In last year’s letter, I expressed caution about our near-term prospects as long as capital continues to be available to our industry. While our results this past year exceeded my expectations, as long as the current cycle continues, it will be challenging to grow profits at the same rate we did in 2015. With a larger number of active dealers, it will be increasingly difficult to grow the active dealer count rapidly enough to offset the impact of competition on volume per dealer. Given the history of our market, we don’t expect this current cycle to last forever. Until it ends, we will continue to apply the lessons we have learned to navigate this period successfully.

Economic cycles

Economic cycles affect our business as well. Increases in the unemployment rate put downward pressure on loan performance, and conditions in the capital markets make it more difficult to access the capital we need to fund our business.

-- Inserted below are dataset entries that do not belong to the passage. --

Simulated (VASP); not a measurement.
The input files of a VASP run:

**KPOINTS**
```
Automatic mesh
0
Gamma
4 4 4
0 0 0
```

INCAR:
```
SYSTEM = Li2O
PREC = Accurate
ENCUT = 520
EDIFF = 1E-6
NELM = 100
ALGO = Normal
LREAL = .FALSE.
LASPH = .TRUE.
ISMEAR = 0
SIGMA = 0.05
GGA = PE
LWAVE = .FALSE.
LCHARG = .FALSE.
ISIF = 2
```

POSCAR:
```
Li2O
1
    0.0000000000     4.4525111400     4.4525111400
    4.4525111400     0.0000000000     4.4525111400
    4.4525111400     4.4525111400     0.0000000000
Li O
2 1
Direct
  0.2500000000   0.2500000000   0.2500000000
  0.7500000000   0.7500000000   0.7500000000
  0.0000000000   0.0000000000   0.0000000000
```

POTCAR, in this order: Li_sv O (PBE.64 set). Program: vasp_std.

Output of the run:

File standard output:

From 1972 through 1991, the Company experienced two significant increases in the unemployment rate. The first occurred in 19741975 and the second in 19801982. However, the information we accumulated during these periods was largely anecdotal, as we did not capture loan performance data during this early stage of the Company’s development.

We began to capture loan performance data in 1991 (although we did not have the tools to adequately assess this data until 1997). The period from 1991 through April of 2008 was a time of relatively stable unemployment levels. The only significant increase in unemployment rates occurred in 2001. But that was a year in which we made major changes to our origination systems and loan programs that made it harder for us to draw clear conclusions from what we observed. As a result, prior to the most recent economic downturn, we had only a limited ability to predict the impact of sharply rising unemployment rates on our loan portfolio. One conclusion we did draw (from the limited information we had accumulated for the period 1972 through April 2008) was that our loans would likely perform better than many outside observers would expect. However, that conclusion was far from certain.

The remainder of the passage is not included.